Zim must decide on debt relief: AfDB

HARARE - The African Development Bank (AfDB) has said the decision to get Zimbabwe’s staggering US$10 billion external debt written off under the Heavily Indebted Poor Countries (HIPC) initiative, lies solely with the ruling government.

HIPC is a debt relief programme managed by the AfDB, International Monetary Fund (IMF) and the World Bank.

Economic experts have urged Harare to work out modalities to clear the debt in a bid to enable the resource-rich southern African country, isolated from international capital over the past decade, to once again tap from international capital markets again.

But President Mugabe’s Zanu PF has vigorously opposed the country’s admission into HIPC, saying Zimbabwe was not poor were it not for so-called targeted sanctions, and therefore cannot be declared a HIPC.

Zimbabwe is locked in a conundrum of whether to declare itself a HIPC to get the staggering debt written off by the Paris Club of government lenders that Zimbabwe owes. Mateus Magala,  AfDB resident representative, said the ball was in the government’s court concerning HIPC.

“Well, I mean that decision definitely rests solely with the Zimbabwean government as a sovereign state,” Magala told the Daily News on the sidelines of the unveiling of a power transformer at Norton substation.

“We are in fact in the process of discussing various options and we advise and also help to discuss what could be the best way to go.

“But ultimately, the final decision will be made by the government of Zimbabwe.”

Experts have said Zimbabwe should aim to have its debt to international financial institutions cancelled by seeking access to the HIPC, saying the country was missing out on aid packages that are being dished out by the multilateral financial institutions.

But critics have called for a comprehensive audit of the debt first before the country even contemplates participating in the HIPC Initiative.

Magala said the government has engaged the African Bank and other development partners to look at how the debt could be resolved.

“Right now we are in the process of coming up with some options that may be feasible and can be adopted,” he said.

But Magala was not keen to reveal what has been discussed so far.

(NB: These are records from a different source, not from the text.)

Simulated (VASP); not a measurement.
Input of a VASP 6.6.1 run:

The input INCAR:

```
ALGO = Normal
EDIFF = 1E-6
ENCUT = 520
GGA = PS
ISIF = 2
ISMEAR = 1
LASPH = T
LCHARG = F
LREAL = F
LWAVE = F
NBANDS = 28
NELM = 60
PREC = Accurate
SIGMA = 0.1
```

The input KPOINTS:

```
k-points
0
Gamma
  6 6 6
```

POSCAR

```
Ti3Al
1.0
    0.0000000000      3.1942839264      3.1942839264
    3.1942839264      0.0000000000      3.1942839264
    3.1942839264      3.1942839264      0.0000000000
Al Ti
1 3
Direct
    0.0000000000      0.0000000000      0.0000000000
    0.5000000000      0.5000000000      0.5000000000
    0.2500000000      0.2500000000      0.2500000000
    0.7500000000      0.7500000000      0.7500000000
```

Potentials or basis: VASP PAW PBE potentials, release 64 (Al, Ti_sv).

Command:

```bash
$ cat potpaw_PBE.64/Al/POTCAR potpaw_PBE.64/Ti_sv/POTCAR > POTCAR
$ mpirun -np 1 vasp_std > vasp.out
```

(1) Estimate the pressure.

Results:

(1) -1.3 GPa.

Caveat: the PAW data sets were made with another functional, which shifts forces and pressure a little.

“It may not be appropriate now to speculate on those options but we are looking at the experience of other countries who have gone under similar situations and bringing those of course  in terms of conceptual frame work and reflect and make a choice,” he said.

“But I am sure the government is eager to learn what has worked elsewhere and what has not worked and what can work in Zimbabwe.

“Together with development partners, I believe we will come up with options sooner rather than later, options that will address the issue and allow engagement to be accelerated.”